The dataset should be divided into different directories by train, test and query folders. Each of these folders will contain image crops with the above naming scheme.

For example:, the image 0001_c1s1_01_00.jpg is the first sequence s1 of camera c1. 01 is the first frame in the sequence c1s1. 0001 in 0001_c1s1_01_00.jpg is the unique ID assigned to the object. Data after the third _ are ignored.

Performance

Test Data

As shown in the class distribution table above, the test set contains the same identities of the query set. The goal is to identify test samples of the same identities for each query.

Methodology and KPI

The key performance indicators are the ranked accuracy of re-identification and the mean average precision (mAP).

Rank-K accuracy: It is method of computing accuracy where the top-K highest confidence labels are matched with a ground truth label. If the ground truth label falls in one of these top-K labels, we state that this prediction is accurate. It allows us to get an overall accuracy measurement while being lenient on the predictions if the number of classes are too high and too similar. In our case, we compute rank-1, 5 and 10 accuracies. This means in case of rank-10, for a given sample, if the top-10 highest confidence labels predicted, match the label of ground truth, this sample will be counted as a correct measurement.

Mean average precision(mAP): Precision measures how accurate predictions are, in our case the logits of ID of an object. In other words, it measures the percentage of the predictions that are correct. mAP (mean average precision) is the average of average precision (AP) where AP is computed for each class, in our case ID.

model feature dimension mAP rank-1 accuracy rank-5 accuracy rank-10 accuracy
resnet50_market1501 64 91.0 93.4% 96.7% 97.7%
resnet50_market1501 128 92.1 94.5% 96.9% 97.9%
resnet50_market1501 256 93.0 94.7% 97.3% 98.0%
resnet50_market1501 512 93.4 95.1% 97.5% 98.1%
resnet50_market1501 1024 93.7 94.8% 97.5% 98.2%
resnet50_market1501 2048 93.9 95.3% 98.0% 98.4%

Real-time Inference Performance

The inference performance runs with trtexec on NVIDIA Ampere and Jetson GPUs. The end-to-end performance with image data data might slightly vary depending on use cases of applications.

Model Device Precision Batch Size Latency (ms) Images per Second
ResNet50 A10 Mixed 1 0.49 2057.64
ResNet50 A10 Mixed 16 2.83 5725.13
ResNet50 A10 Mixed 64 10.64 6088.47
ResNet50 A30 Mixed 1 0.50 2004.44
ResNet50 A30 Mixed 16 2.25 7445.72
ResNet50 A30 Mixed 64 7.14 9103.93
ResNet50 Jetson AGX Orin FP16 1 0.96 1043.62
ResNet50 Jetson AGX Orin FP16 16 6.42 2492.26
ResNet50 Jetson AGX Orin FP16 64 23.09 2771.60

How to use this model

This model needs to be used with NVIDIA Hardware and Software. For Hardware, the model can run on any NVIDIA GPU including NVIDIA Jetson devices. This model can only be used with Train Adapt Optimize (TAO) Toolkit, DeepStream SDK or TensorRT.

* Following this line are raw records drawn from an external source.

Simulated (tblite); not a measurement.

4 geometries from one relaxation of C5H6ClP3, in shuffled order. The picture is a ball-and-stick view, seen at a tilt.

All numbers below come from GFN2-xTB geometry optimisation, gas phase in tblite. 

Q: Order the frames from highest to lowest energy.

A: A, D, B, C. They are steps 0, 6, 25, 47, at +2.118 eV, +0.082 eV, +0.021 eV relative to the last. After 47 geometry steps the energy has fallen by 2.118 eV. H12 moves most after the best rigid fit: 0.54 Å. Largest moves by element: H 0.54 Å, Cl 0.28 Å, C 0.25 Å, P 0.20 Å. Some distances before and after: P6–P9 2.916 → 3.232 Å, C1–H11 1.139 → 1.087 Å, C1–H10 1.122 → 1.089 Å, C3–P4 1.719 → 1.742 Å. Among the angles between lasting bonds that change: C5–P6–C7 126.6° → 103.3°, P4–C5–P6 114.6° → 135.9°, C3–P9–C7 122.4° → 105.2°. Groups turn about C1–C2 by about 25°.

Primary use case intended for this model is to generate embeddings for an object and then perform similarity matching.

A pre-trained model is provided:

  • resnet50_market1501

It is intended for training and fine-tune using Train Adapt Optimize (TAO) Toolkit and the users' dataset of re-identification. High fidelity models can be trained to the new use cases. The Jupyter notebook available as a part of TAO container can be used to re-train.

The model is also intended for easy deployment to the edge using DeepStream SDK or TensorRT. DeepStream provides facility to create efficient video analytic pipelines to capture, decode and pre-process the data before running inference.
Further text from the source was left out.